ATI Radeon HD 2900 XT: Calling a Spade a Spade

Name: ATI Radeon HD 2900 XT: Calling a Spade a Spade
Item: ATI Radeon HD 2900 XT: Calling a Spade a Spade
Author: Derek Wilson

by Derek Wilson on May 14, 2007 12:04 PM EST

Posted in
GPUs

86 Comments | Add A Comment

86 Comments

Next Up: NVIDIA's G80

NVIDIA has been more tight-lipped about their underlying architecture, but we will infer as much as possible from the block diagrams we've seen and conversations we've had.

The G80 shader core is a little different from the R600. It is built on eight SIMD units each containing 16 SPs. The SIMD instructions are not VLIW, but single scalar instructions, and each SP within a SIMD unit executes that instruction on a different thread. While groups of 16 SPs share resources, NVIDIA's compiler doesn't need to build VLIW instructions to schedule out any of these SPs and it would be quite difficult to create dependencies between SPs because they are running different threads.

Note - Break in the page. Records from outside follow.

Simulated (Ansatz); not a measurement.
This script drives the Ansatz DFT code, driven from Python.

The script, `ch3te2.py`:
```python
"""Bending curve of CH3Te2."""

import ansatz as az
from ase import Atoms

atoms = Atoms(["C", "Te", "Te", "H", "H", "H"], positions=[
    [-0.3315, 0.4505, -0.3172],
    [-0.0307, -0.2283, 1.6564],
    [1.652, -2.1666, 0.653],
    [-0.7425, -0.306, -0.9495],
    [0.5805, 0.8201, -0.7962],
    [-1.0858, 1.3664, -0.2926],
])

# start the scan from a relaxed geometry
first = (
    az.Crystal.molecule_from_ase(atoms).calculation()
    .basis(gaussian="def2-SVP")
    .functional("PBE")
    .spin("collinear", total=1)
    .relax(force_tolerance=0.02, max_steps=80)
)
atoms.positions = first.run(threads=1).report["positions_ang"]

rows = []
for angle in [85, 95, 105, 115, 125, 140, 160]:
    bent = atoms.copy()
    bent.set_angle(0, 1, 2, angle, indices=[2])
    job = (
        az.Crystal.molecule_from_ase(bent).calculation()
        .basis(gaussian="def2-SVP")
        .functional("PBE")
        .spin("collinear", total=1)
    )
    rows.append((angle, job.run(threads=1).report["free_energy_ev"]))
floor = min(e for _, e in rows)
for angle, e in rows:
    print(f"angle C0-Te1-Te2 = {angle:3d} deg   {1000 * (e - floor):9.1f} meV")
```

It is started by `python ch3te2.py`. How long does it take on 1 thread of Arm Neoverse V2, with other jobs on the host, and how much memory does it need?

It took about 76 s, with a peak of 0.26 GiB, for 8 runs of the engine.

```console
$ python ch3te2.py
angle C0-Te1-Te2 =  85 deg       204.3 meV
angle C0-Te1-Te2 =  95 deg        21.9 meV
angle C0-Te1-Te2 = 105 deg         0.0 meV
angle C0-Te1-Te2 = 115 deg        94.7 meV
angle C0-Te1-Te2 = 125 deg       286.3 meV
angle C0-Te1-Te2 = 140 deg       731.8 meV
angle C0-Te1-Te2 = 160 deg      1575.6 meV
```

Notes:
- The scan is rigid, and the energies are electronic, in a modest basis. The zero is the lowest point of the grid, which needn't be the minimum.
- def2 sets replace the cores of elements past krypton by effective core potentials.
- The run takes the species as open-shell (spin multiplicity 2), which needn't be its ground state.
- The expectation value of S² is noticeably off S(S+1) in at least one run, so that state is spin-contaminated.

The bottom line here is that up to eight distinct shader operations are running across 128 threads at one time. This means we could have 128 threads all complete a scalar operation every clock, or we could have 128 threads all complete a 4-wide vector operation one component at a time over four clocks.

On NVIDIA hardware, vertex threads are assigned to SIMD units in blocks of 16, while geometry and pixel threads are assigned in blocks of 32 (16 threads over two clocks). With smaller blocks, we see better branch performance but worse cache or prefetch utilization than we would with a more coarsely grained approach.

This implementation also means that we don't have to worry about dependencies in the shader code. Of course, it is also the case that we can't extract parallelism from the shader code itself. But the advantage gives us a steady rate of 128 operations per clock. This can actually go up in some special cases, but it shouldn't go lower under normal circumstances.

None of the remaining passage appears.